Registration of a Public Offering with the Securities and Exchange Commission

A company that decides to sell its stock to the public must file a registration statement with the Securities and Exchange Commission. The registration statement is made public as it is filed. However, the company may not sell its securities described in the registration statement until staff of the Commission has declared that the registration statement is effective.

The registration statement is made in two parts. The first part is the prospectus or document that is provided to the public describing the stock being sold. The company or “issuer” of the securities must describe its operations, financial condition and management in the prospectus. Every person to whom the company offers the new shares and every person who purchases the new shares must be given access to a prospectus. Part two of the registration statement contains additional information about the company that the staff of the Commission will review before declaring the registration statement effective. This additional information is not included in the prospectus, but it is available to the public through the Commission’s website.

Form S-1 is the basic registration form that most companies use to register their new stock offering, although there are simplified registration forms for small business stock issuers. As a rule, the Form S-1 registration statement is filled out in full, readable sentences rather than single words or phrases that might be found in a computerized form with blanks to fill in.

The prospectus included with the registration form must contain full disclosure of information on the following topics concerning the company:


  • The business of the company;
  • Its properties;
  • Its competition;
  • The identity of its officers and directors;
  • The compensation received by the officers and directors;
  • Any material transactions between the company and its officers and directors;
  • A description of any significant legal proceedings involving the company or its officers and directors;
  • How the securities to be offered will be distributed; and
  • What the proceeds from the public offering will be used for.

The information to be provided in each category of information on Form S-1 is described in rules of the Securities and Exchange Commission. In addition to information required by those rules, registration statements must also contain audited financial statements prepared by an independent certified public accountant.
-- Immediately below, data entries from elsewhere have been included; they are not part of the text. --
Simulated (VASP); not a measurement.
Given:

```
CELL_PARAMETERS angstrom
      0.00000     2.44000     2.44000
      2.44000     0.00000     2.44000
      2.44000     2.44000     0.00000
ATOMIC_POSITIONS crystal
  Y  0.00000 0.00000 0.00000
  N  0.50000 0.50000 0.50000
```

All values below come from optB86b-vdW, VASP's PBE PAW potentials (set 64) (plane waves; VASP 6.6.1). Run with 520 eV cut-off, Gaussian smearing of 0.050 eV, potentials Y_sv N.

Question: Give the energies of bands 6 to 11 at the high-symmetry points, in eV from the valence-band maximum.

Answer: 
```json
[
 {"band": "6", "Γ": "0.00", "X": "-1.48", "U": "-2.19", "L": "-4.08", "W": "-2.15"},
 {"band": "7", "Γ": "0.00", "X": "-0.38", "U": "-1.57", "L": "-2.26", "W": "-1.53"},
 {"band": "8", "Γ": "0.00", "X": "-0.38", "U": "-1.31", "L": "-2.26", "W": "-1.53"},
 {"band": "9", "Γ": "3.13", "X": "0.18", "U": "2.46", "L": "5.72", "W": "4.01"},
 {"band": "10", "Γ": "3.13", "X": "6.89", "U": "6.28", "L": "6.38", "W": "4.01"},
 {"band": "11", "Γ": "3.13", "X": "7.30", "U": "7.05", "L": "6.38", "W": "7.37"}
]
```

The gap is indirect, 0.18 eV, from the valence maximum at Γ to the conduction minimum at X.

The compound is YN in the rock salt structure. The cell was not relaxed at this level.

There is a catch-all requirement regarding public offerings. In addition to information specifically required in Form S-1, a company offering its securities to the public must also provide any information that is necessary to make its disclosures in its registration statement and its prospectus complete and not misleading. Potential investors also must be informed regarding any risks that a purchaser of the stock will be taking. Examples of such risks that must be fully disclosed to potential investors include:


  • Lack of a business operating history;
  • Adverse economic conditions in the industry in which the company operates;
  • Any indication of a lack of a market for the securities being offered; and
  • Any dependence of the company upon key personnel or other factors that may impact the company’s operations but are subject to change.